Simon Stevin

Simon Stevin's Inventions

Simon Stevin invented “Land Sailing”

Simon Stevin was a famous Dutch mathematician, physicist, and engineer of the 16th century. He had a profound impact on mathematics, science, and engineering as we know it today and has made a great many contributions in various fields. Stevin was an illegitimate child born in 1548 in Bruges. Very little is known about his personal life, particularly his childhood. Even the exact dates of his birth and death are uncertain.

Stevin’s first professional pursuits were as a bookkeeper in Antwerp where he used the double entry method of record keeping based on the technique developed by an Italian mathematician named Pacioli a century before. Between 1571 and 1577 he traveled to many countries including Poland, Prussia, and Norway. Stevin moved to Leiden in northern Netherlands at the age of 35 and attended university there. At university, he met Prince Maurice of Nassau, who was the son of William of Orange. Maurice was impressed by Stevin’s intelligence and asked Stevin to become his official tutor. Thus the two became close friends. When William of Orange was assassinated, Prince Maurice was appointed the head of the army and Stevin became his strategic advisor. He was also managing the Prince’s estates and finances and introduced the double-entry method of accounting there as well.

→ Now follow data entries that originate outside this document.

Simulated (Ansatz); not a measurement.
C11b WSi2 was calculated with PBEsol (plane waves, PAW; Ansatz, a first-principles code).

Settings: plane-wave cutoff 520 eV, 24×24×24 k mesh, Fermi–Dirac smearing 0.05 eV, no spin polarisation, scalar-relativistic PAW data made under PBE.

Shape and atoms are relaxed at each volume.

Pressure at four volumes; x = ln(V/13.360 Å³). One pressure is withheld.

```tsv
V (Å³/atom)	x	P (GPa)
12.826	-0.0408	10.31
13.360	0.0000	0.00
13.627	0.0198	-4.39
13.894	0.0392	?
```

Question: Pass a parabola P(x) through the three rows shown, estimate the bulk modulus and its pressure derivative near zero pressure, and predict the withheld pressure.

Simon Stevin has distinguished himself in several areas. He invented a carriage that had sails attached to it and would be driven by the force of the wind. Stevin and Prince Maurice, along with a party of 26 people used this carriage on the beach and it is said that the carriage was moving even faster than a normal horse bound carriage would. He invented a system of drainage which prevented flooding and improved the efficiency of windmills. He proposed several important mathematical and scientific theorems and was the author of 11 books. He favored the Dutch language above Latin and chose to write all his books in Dutch for the benefit of the common man such as merchants and traders. He believed Dutch was a superior language to communicate in and coined several Dutch terms in the field of science and mathematics (including the word for mathematics itself) that were not of Latin origin. Later, he even established a university at Leiden on the orders of Prince Maurice where instructions were given in Dutch rather than Latin.

He was the first to disprove Galileo’s theory that objects of different masses will fall at different speeds by conducting his own experiments. He proposed the Hydrostatic Paradox which says that pressure is independent of volume and area, but is solely determined by the height of the vessel. He proposed the connection between lunar cycle and ocean tides. In one of his books titled “Arithmetic”, he introduced the concept of the quadratic equations to the Western world for the first time, a century after it had first been formulated in India. He also popularized the use of the decimal system and advocated its adoption in everyday life such as currency coins, measures and weights. He even played an important role in the development of real numbers. He wrote books on other subjects as well, including mechanics, optics, geography and astronomy. He even wrote a book called “Theory of the art of Singing” and was the first to devise the concept of dividing the octave into 12 intervals.

Simon Stevin married very late in life, close to the age of 60, and fathered two children. He achieved wealth, status, and fame and his works have been translated into many languages. His works were always balanced between theoretical and practical knowledge. Stevin died in 1620 at the age of 72.